Ok so I haven’t written in a while. I can tell because my views have gone down…sorry. I’ve just had so much on my mind, not neccisarily anything to write about in a blog but just to think about in my head.
First, fashion. make-up. modeling. Yes, these are my goals, but are they real? It’s amazing if I ever did achieve any of them. If I achieved that famousness that I desire; but it’s not really the famousness that I desire, it’s more the accomplishment of actually doing what I would like to do. I don’t really care if I have a billion dollars because of what I do, I just want to be known for having a talent and being able to live off of my talent. But the question is do I really have a talent? Am I made modeling or designing clothes or creating pieces of art on people’s faces? I believe I am, but no one else does. It’s quite sad, but very true. We live in a world where people just have to strive for everything themselves. You have to do the work, and no one is going to really help you. You have to believe in yourself, and prove to everyone that you are great. In my case, not even family believes in me. The only person who really does is my wonderful Knight, who supports me in anything I do and that’s why I love him. But now I’m just thinking and it’s so hard because everyone is so against it — What do I do?

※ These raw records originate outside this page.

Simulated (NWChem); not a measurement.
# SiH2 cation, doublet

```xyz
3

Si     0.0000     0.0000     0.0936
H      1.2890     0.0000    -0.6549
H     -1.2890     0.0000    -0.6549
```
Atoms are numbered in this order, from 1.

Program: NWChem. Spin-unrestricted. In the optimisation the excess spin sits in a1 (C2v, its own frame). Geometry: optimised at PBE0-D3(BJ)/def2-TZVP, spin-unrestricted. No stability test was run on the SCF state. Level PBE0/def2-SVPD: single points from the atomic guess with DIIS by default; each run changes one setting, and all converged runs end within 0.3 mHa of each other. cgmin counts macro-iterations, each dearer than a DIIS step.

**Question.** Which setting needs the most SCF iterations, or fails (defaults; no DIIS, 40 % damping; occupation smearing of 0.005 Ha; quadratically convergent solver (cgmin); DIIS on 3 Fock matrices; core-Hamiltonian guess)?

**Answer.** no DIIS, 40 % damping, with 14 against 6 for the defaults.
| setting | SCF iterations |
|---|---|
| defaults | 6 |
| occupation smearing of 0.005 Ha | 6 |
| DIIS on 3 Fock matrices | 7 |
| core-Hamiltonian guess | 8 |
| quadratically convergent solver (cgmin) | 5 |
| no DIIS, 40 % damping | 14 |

My two options are, one, doing what I’ve dreamed of for a long time. Taking the chance of either making money or being pathetically broke and just doing what I love? Or Two, doing the boring job that most Americans have; sitting behind a desk, pretending to work, looking at an email from the guy across the room, and calling it the highlight of their day. Do I want that? I’ve been there, and done that. Yes, it’s secure. Yes, it brings money. But it’s absolutely boring. There’s no passion in it. Am I really stupid for going for what I want? My family wants me to become an office-job person–supposedly it’s “intelligent” and “secure for life”. But, look at all those people doing it? I bet millions of them wanted to be something else. But instead, they were probably put down and afraid to strive for themselves, and ended up in the cubicle.
I don’t want to be that person. But right now, it feels like I’m forced to. I’m trying my hardest to do what I want, but with little experience in the field, it’s extremely hard to find someone willing to take on a beginner. I am currently unemployed, and trying to find a job that will take me to my goal. But, I never knew how hard it was to find one in that field with little experience. However, the thing is, I am more than willing to learn all of it, but no one is willing to teach it to me. And I have no money to spend on a Cosmetics school, so basically what choice do I have?